Historically important to the study of ornamentation is the concern shown by the western cultures and their contribution to the recognition, popularity and survey of Indian decorative arts. The discovery of the Indian arts and crafts by the officers, surveyors and archaeologists of the East India Company and the British Raj and their subsequent display at the India Museum in East India House around the first half of the I9th century was a remarkable event. Indian decorative arts were for the first time carefully studied, collected and appraised with the result that not only in England but all over Europe, they influenced the public taste and excited the sensibilities of designers. Even the historians of design like Owen Jones and John Ruskin took note.
The discovery of the Indian decorative arts and crafts came about at a time when the West was disillusioned with industrially finished products; hand made objects fashioned from individual imagination with the human touch were desired. The Great Exhibition of 1851 showed for the first time in the West several Indian decorative objects produced in various materials. Several such exhibitions subsequently held in America, Australia and parts of Europe opened the eyes of the western world to the quality, beauty and sophistication of Indian designs, craftsmanship and materials. The South Kensington Museum, London collected Indian arts and crafts and utilized it for training designers and architects.

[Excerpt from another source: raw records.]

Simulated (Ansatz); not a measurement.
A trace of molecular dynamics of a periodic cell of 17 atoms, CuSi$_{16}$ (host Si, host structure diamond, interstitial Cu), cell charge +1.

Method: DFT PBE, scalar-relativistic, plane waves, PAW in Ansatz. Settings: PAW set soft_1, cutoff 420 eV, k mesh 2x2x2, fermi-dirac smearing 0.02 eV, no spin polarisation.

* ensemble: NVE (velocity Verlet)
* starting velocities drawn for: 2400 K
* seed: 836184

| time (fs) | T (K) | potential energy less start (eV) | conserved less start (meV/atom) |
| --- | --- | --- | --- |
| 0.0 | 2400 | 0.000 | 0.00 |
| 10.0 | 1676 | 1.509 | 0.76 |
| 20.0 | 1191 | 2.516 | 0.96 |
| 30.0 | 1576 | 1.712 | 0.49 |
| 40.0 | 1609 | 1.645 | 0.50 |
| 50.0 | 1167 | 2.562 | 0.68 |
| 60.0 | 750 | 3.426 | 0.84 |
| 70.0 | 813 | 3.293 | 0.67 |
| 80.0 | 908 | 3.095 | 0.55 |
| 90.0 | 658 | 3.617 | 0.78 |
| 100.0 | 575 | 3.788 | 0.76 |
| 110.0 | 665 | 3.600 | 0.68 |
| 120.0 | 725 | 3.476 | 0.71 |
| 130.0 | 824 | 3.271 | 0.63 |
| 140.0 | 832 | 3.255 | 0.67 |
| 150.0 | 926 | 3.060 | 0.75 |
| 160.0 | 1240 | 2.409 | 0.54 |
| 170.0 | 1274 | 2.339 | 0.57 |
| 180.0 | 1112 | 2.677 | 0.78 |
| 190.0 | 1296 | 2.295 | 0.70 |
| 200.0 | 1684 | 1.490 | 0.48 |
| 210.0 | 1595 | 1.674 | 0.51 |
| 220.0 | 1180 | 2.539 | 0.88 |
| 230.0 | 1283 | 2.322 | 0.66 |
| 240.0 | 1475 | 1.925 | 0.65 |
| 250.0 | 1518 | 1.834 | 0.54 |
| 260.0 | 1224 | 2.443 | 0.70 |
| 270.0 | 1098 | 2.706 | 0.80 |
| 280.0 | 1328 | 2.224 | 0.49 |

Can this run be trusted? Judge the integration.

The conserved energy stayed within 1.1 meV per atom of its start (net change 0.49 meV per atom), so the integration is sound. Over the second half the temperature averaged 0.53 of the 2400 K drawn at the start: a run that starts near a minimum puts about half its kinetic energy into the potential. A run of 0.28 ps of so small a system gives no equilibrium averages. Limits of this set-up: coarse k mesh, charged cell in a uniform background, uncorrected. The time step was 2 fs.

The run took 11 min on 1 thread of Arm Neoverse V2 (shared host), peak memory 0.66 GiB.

Another development was the use of Indian decorative motifs on colonial buildings designed by architects such as Robert Chisholm towards the end of l9th century. In 1904, George Watts and Percy Brown brought together a major exhibition and catalogue of Arts and Crafts of India at Delhi. Indian arts and crafts were thus systematically documented and catalogued for the first time.
Art historians of the late 19th and early 20th century have played a valuable role in studying decorative motifs from the point of view of psychology of design, evolution of motif and its symbolic interpretation. By the efforts of scholars such as Alois Reigl, Gombrich and many others, the subject of ornamentation has gained access to the level of serious art historical research.
Ornamentation, as a stylistic sensibility in art and literature has an interesting history, for which evidence is available equally in archaeological remains and living tradition. From the age of prehistory, art followed life and the pen and chisel of master artisans, the nimble fingers of Indian housewives, the warp and weft of masters of the loom created new motifs or repeated older extant ones giving rise to an entire vocabulary of ornamentation. Out of this vast vocabulary, one can identify several motifs which have remained unchanged over the centuries, while others have evolved and completely metamorphosed.
© K. L. Kamat
Statue of Meditating Buddha
The Sanchi Museum Collection, Madhya Pradesh
Motifs such as the lotus, the brimming pot, the arabesque and the crocodile with foliate tail have been chosen here to represent the most typical motif types favored in Buddhist, Hindu, Islamic and Southeast Asian art. They share a common fluvial origin, but their placement, form and semantics have varied greatly across religions and cultures, through different periods. The origins of most of the motifs can be traced to the Buddhist monument of Bharhut of the Shunga-Kushana period. The aquatic and vegetal motifs found at Bharhut arise from nature worship and notions of fertility. Reproductive power, regeneration, abundance and prosperity represented by these motifs glorify the dependence of human life on nature. These motifs arising in folk culture were slowly absorbed into the mainstream religions as vital principles. Visually many of the motifs can be read as decorative patterns but at source, their meanings are quite distinct.
The meaning of kalpalata or the arabesque originated from the concept of the ever-growing creeper of prosperity, twining around on its perennial growth route, teeming with treasures which human beings yearn to obtain all their lives. The placement of this motif varies in every religious monument. On stupas of the Buddhists and Jains, they are found twining around the anda (hemispherical dome of the stupa), in Hindu temples, kalpalata is found on the doorways, walls, plinth and the perforated windows and on Islamic monuments, they run all around the facade, the mihrabs and the archways.
The dissemination of one motif type and its adaptation in different religious monuments over several centuries suggests that the motifs were passed on from one generation of craftsmen to another and many of these motifs have remained in oral or mental forms and have not been standardized in a textbook for open reference.
Finally, what is significant in this whole study of motifs such as the kalpalata is the presence of this motif on monuments, decorative arts, arms, jewelry, textiles, folk and tribal arts and crafts. In other words, the same motif is translated and transformed from medium to medium. This sharing of patterns and designs unifies the artistic, philosophic and creative vision of the Indian artisans and designers.